Family and community foundations that want to engage youth in grantmaking need to adapt to  a new generation of kids, many of whom have already gone digital with their philanthropy. Dubbed the “Always On” Generation, today’s young people have discovered they can do good in the world without going through the usual channels of their counterparts even a decade ago. And their attitudes about how to make change are different, too.

Attendees at a recent AdNet Conference in San Diego–for community foundation advancement officers—tackled this in a session at which I spoke along with Annie Hernandez, director of Youth Philanthropy Connect for the Frieda C. Fox Family Foundation; Katie Marcus Reker, a former Fox Junior Board member and now a foundation trustee; and Aaron Robertson, grantmaking and community leadership associate with the Seattle Foundation where he leads their youth grantmaking board.

In researching a new book about raising giving children in a digital age, I’ve discovered just how profoundly technology has changed the lives of today’s young people. In 2010, a study found that more four-year-olds knew how to down load an app than tie their shoes. And that was three years ago, ancient history by today’s technology standards! Today more than three-fourths of kids 12 to 17 have cellphones, and half of those are smart phones. Just like adults, kids are walking around with the Internet in the palms of their hands.

Technology can be a helpful tool for kids’ philanthropy. Through websites and social media, they can learn about the needs of people globally as well as locally. They can connect with like-minded individuals working on solutions. They can raise money from their friends for their favorite causes, instantly text donations for disaster relief, advocate for change by signing online petitions, donate to a crowd-sourcing effort to fund a social change project, and even make micro-loans to people on the other side of the globe.

Beyond technology, there are other key differences in the way today’s young people approach philanthropy. Unlike previous generations, they are more focused on supporting causes rather than institutions. If they are passionate about protecting animals or the environment, for example, they will search out organizations to work with or they’ll create their own project. They don’t want to be passive and just send money to an organization. They want to be more directly involved and use all their resources, such as tapping their online networks to share the organization’s work. They want to be part of the solution.

So what does this mean for foundations looking to engage youth in grantmaking? Despite the digital world kids are growing up in, most still want hand-on experiences, especially with peers. Next generation grantmaking boards serve that need. For a family foundation, such boards are a way to train future board members and also engage youth early so they’ll be more be interested in carrying on the family’s philanthropy as adults. Community foundation youth boards are a popular way to engage donors children. For example, the Seattle Foundation’s youth board has 15 to 20 high-schoolers, some—but not all—donors’ children.

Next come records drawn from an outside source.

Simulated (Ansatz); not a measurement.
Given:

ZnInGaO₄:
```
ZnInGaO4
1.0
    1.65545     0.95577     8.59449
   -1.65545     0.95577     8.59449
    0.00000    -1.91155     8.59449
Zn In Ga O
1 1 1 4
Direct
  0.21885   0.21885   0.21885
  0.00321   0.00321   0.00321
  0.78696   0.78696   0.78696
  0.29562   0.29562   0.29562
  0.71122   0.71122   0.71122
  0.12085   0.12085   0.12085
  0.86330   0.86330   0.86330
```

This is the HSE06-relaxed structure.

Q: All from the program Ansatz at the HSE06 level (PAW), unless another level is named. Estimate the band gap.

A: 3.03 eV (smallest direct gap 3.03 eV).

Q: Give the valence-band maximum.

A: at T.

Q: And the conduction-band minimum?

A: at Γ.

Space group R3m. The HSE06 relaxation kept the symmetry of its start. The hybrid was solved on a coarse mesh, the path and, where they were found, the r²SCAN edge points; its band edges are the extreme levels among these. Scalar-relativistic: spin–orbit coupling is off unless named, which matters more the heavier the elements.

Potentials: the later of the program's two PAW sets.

It was because the youth of the Fox Foundation board wanted to learn from their peers on other next gen boards that Youth Philanthropy Connect was born. This youth led conference is held annually in California, for 8 to 21 year-olds. 

From their experiences working with youth boards, my fellow panelists offered these tips:

  • Ground the work in mission and values.
  • Involve the youth in creating or implementing a grantmaking board, and keep listening to them.
  • Balance opportunity with obligation–parents shouldn’t pressure unwilling kids to serve on a next gen board.
  • Incorporate hands-on grantmaking, through site visits and/or volunteering so kids can see their impact.
  • Don’t underestimate young people—trust them and respect their abilities.
  • Don’t forget to inject an element of fun!